In the end, this is a love story about two people, willing to take a chance and learning to trust each other in order to have a mature relationship. The author’s amazing writing and the deceptively simple premise elevate this into a different realm than most YA love stories. It is a story on the edge of adulthood that poses many shocking revelations that most teens will never have to face (hopefully). Like its protagonists, it is honest and direct, holding no punches but offering a real look at the beginning of young love. If you’ve never read this book, I’m so jealous of you.
All in all, this book earns a whopping 10/10.
Based on the following criteria:
How much did I like the hero: 10. Like Wes in Sarah Dessen’s The Truth About Forever, Jameson just has that swoon factor. He’s gorgeous, loving, good mannered, an awesome swimmer (with an awesome swimmer’s body! natch!), introspective, a little naughty on occasion, a helpless romantic, fiercely protective of his mother…I could go on for a while evidently. He’s the sort of hero who makes you realize that he’s just a normal boy trying to live a normal life and has to deal with a whole bunch of crap along the way. He handles his parents’ separation and Sky’s shocking revelations in a much more constructive way than many adults.
How much did I like the love interest:10+. Sky is the perfect heroine. She’s beautiful inside and out and as much as I wanted to hate her for being the complete package, I couldn’t because she is just so lovably unique. And I’m sure this probably wants to make a lot of you gag but it’s endearing, honest! Her openness is refreshing plus her quirks and the novel way she views things make you want to be her best friend (mainly to help you pick up guys).

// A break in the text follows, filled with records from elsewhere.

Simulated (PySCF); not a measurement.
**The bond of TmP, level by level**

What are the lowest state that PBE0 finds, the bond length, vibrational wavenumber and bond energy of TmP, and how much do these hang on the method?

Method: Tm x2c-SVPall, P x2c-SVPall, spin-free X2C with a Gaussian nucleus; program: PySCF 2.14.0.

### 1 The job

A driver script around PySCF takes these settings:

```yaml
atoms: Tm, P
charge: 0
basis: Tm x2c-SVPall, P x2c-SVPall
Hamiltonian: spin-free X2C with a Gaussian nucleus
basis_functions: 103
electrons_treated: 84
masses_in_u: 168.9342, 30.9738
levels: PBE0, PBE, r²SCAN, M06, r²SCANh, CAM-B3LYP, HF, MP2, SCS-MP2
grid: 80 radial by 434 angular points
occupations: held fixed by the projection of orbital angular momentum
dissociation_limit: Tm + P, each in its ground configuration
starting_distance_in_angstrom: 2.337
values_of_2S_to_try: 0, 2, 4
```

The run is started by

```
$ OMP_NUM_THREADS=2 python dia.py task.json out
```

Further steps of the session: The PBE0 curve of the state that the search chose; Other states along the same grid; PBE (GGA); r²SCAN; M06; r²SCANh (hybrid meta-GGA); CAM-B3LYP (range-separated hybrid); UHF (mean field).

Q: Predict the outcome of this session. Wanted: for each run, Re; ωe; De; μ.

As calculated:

How believable is the plot: 10. Kid next door meets Native American girl who is running from her past and attempting to control her future through honest, open communication? Totally see it happening! The fact that the two meet as damaged souls looking for a way to bridge the hurt they’ve experienced? Totally see it happening times 2! This premise really rings true.
How much did I like the writing style/editing/etc: 10. Lyrical and fluid, excellent dialogue, two extremely well written and likable main characters, a male POV that is spot on, no notable grammar/spelling mistakes. Girlfriend has got it going on.
How much did I want to keep reading: 10. More Jameson please! Please? (And Jolene Perry must have heard me since she promised a story about Jay visiting Sky’s birth place in Alaska! Swoon all over again!)
Final Score: 10/10. Awesome love story that doesn’t become schmaltzy or maudlin. Two fabulous main characters that are gorgeous and genuine. Superior writing and editing. What’s not to love? I’m already jealous so read it!